I'm new here. I stumbled on this forum in my search for information on how to realize a mediated database, i.e. a virtual database, that holds no data but can be queried, and in turn it queries a range of existing databases. This should be a fairly interesting thing to do if you'd like to integrate existing databases I imagine, and I'm sure it's quite common, e.g. when companies merge.
However, I've haven't had much success in finding either books or guides on how to do this. What I've found are scientific articles on mediated databases using methods called Global-As-View and Local-As-View, which I've familiarised myself with. The problem is that they all deal with database integration on a theoretical level, usually described in terms of Datalog language.
I'd like to run some tests but don't know how to begin implementing the theories of the above mentioned methods, and so I'm wondering if someone could point me to information about practicalities in relation to implementation of such methods, be they books, articles or any other material.
I should mention that I'm looking for implementation information within the realm of SQL DBMS.
Last edited by seron; 11-25-09 at 08:22.
Reason: added info about SQL
I am not familiar with the term mediated virtual database, but have done what you describe using a database that contains nothing but views to other databases. In SQL-Server you define a set of linked servers (connections to the other servers and databases) then build a view that selects from the linked servers. If the databases are all on the same server it is even easier, you just define views that reference the databases and tables directly.
This functionality is usually implemented by (and is better suited to) a data warehouse.
The creature you are describing makes the application subject to all the vagaries of each different database engine, application, security settings, etc.
There is most likely a good reason you cannot find much reference material on the subject.
If it's not practically useful, then it's practically useless.

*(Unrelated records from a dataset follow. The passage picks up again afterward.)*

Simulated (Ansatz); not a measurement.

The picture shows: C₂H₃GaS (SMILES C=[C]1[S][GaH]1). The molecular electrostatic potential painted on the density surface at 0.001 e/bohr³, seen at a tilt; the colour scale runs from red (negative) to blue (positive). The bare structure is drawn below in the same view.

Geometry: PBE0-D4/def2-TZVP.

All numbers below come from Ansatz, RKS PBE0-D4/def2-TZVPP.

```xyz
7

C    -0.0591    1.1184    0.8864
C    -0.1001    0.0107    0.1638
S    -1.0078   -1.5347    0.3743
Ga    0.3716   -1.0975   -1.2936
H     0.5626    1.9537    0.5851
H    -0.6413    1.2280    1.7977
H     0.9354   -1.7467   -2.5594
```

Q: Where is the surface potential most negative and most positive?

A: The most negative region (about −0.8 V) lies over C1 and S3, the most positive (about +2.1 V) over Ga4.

@MarkATrombley: Is it the case that you create views based which relations are available in each materialized database, and if multiple databases can answer the same query posed to the view-only, i.e. virtual, database, the view queries each relevant source and integrate their answer into the view answer? If you later want to add another materialized database that might contribute with the same type of information, would you have to adjust your view to query also the new database?
@blindman: What I'm looking for are methods to integrate databases, where queries to the integrated database are propagated to the source databases momentarily. As I understand, a Data Warhouse is something that is updated periodically. It is therefore not applicable, although methods pertaining to gathering and transforming may be.
Yes, if the requirement is to retrieve something like part information from multiple databases I would create a view that was three select statements unioned together, or use one database as the driver and do joins to the other databases.
When response time is an issue I have also gone the more datawarehouse type route, created an scheduled job that creates local copies of the relevant tables from the various databases then my view selects from them. I didn't mention this before since you specified tableless, but it does make the data available when one of the systems is slow or unavailable for some reason.
Mashups offer a way to do what you want, and people will want to subscribe to the sources of data.
Thinking along those lines, you might also find it interesting to look at these Data Models on my Database Answers Web Site on a few related Topics :-
1) Mashups - Enterprise Data Mashups Data Model
Years back I produced a web based reporting system that ran on Sybase initially but would call reporting stored procs on a whole bunch of other database servers (SQL Server, Sybase and Oracle if I remember correctly). The front end looked the same to the user so they weren't aware they were working on a different db. Each database had the same set of stored procs that could be called and could be controlled via the data supplied - obviously they all produced entirely different types of reporting but always in roughly the same format ie HR reporting for some, trade reporting for others etc. The central Sybase server just contained the info on how to connect to the other servers and what systems each user could access. A fair amount of control over the reporting was added so users could have default reports and automated reports as well as the normal ad hoc reporting with drill downs etc. It worked quite well and produced around 6000 reports per day and it didn't need any looking after except when introducing a new system into the reporting system.